Error with softmax in keras-mxnet

I am using the MXNet backend of Keras to train the Isensee segmentation network found here:

Since I have 7 classes, I want to apply the softmax activation in the output layer, but I get the following error:
RuntimeError: simple_bind error. Arguments: /input_11: (8, 1, 64, 64, 64) /softmax_1_target1: (8, 7, 64, 64, 64) /softmax_1_sample_weights1: (8,) Error in operator broadcast_mul14: [16:48:16] c:\jenkins\workspace\mxnet-tag\mxnet\src\operator\tensor\./elemwise_binary_broadcast_op.h:68: Check failed: l == 1 || r == 1: operands could not be broadcast together with shapes [8,7,64,64] [8]

My input_shape is (1,64,64,64) and n_labels is 7. I have tried several options, all with the same result:
activation_block = Activation(activation_name)(output_layer)
activation_block = Conv3D(n_labels, kernel_size=(1,1,1), activation="softmax")(output_layer)
activation_block = Softmax(axis=1)(output_layer)
where the shape of the output_layer is (None, 7, 64, 64, 64).

Putting activation_name to “sigmoid” does work, but seems less logical to me since I have a multiclass problem.

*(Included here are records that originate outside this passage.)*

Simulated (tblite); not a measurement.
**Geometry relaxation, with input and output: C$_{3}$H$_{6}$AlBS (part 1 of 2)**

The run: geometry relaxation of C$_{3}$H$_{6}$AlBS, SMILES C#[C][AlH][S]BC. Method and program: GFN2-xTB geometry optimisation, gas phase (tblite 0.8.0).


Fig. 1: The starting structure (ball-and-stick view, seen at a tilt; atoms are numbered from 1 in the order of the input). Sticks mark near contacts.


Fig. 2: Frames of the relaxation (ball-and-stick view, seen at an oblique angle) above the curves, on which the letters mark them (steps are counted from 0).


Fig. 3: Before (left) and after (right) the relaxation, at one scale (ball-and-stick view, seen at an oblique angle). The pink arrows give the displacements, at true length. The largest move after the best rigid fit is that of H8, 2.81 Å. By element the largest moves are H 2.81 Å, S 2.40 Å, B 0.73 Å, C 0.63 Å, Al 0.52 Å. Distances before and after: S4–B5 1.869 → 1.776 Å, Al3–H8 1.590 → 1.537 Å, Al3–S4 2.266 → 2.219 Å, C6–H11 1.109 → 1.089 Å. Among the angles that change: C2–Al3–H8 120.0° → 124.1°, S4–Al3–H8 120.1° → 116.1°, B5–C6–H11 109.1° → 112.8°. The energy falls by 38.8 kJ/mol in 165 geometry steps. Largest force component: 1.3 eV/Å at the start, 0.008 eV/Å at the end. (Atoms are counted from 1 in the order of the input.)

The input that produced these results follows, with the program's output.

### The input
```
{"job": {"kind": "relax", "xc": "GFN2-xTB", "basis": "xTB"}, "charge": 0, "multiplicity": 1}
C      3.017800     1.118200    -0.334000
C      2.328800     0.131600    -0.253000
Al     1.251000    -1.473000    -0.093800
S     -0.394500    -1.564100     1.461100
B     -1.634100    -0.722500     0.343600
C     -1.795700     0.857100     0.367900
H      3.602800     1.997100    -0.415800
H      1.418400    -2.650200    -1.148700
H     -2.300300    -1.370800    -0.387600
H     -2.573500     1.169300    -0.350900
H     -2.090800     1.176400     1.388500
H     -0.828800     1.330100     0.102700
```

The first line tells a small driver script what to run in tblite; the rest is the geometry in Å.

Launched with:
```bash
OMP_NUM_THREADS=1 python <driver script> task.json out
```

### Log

Is this a bug or am I doing something wrong?

you should add a dense layer first, our specific the axis applying softmax
softmax thought that your label’s shape is 8764*64, and label in range(64) is True, which is not what you really want.
using reshape, specific the axis applying softmax, or manually add a dense layer may help.

(I use keras only with tensorflow/CNTK as a backend, for MXNet, I just use the gluon model)
(So I am not shure the strategy I told you really works)

Thank you for the reply! This is a fully convolutional network which should output volumetric predictions of shape (7,64,64,64), so I don’t really want to use a dense layer (which will flatten my output). The error stays the same when I specify the axis to apply the softmax:
activation_block = Softmax(axis=1)(output_layer)
I can compile the network, but it gives the error message mentioned above when fitting.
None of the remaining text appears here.